President Uhuru Kenyatta launched the $650 million terminal project for Jomo Kenyatta International Airport (JKIA) in December 2013.
China’s Anhui Construction and China National Aero-Technology International Engineering Corporation (Catic) had been selected to build the terminal, which was expected to handle 20 million passengers a year.
“The decision to terminate the project by the Authority has been occasioned by the prevailing operational, economic and financial dynamics which have been on a downward trend over the last three years,” the Kenya Airports Authority (KAA) said.
The first phase of the new terminal had originally been due to be completed this year, although construction has not yet started.
New terminal facilities at JKIA over the past three years have increased its handling capacity to 7.5 million passengers a year, against demand of 6.5 million last year, KAA said.

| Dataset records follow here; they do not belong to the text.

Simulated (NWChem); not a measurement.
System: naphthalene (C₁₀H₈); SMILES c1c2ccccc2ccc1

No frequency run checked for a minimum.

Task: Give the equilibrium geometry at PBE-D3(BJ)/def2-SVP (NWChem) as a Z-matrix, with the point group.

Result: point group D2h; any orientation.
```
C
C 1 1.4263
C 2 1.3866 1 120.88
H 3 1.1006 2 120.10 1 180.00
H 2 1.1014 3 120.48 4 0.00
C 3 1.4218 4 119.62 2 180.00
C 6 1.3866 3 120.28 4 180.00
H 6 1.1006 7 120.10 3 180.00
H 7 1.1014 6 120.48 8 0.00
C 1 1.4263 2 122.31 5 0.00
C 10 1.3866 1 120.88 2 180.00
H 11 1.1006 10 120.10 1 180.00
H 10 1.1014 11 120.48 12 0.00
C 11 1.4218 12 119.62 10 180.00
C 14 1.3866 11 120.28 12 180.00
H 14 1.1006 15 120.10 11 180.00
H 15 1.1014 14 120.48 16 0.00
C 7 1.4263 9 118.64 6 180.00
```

JKIA, which serves as an aviation hub in the region, opened in 1978 with an annual passenger capacity of 2.5 million.
Further modernisation of the existing passenger and cargo handling facilities will continue and eventually increase capacity to 10.5 million passengers, KAA said.
The Authority said it was confident the modernisation and expansion of JKIA was adequate to position the airport as the aviation gateway for the region.
“The country is on course to achieving category one status by May 2016 as the target date for commencement of direct flights to the USA,” the authority said. Category one is a security and safety certificate, required by airports that handle direct flights to the United States.
KAA did not comment on plans to build a second runway at the airport which were also announced in 2013.
Officials in the East African nation have been forced to take another look at their ambitious infrastructure plans after the government’s fiscal deficit grew in recent years, unnerving investors.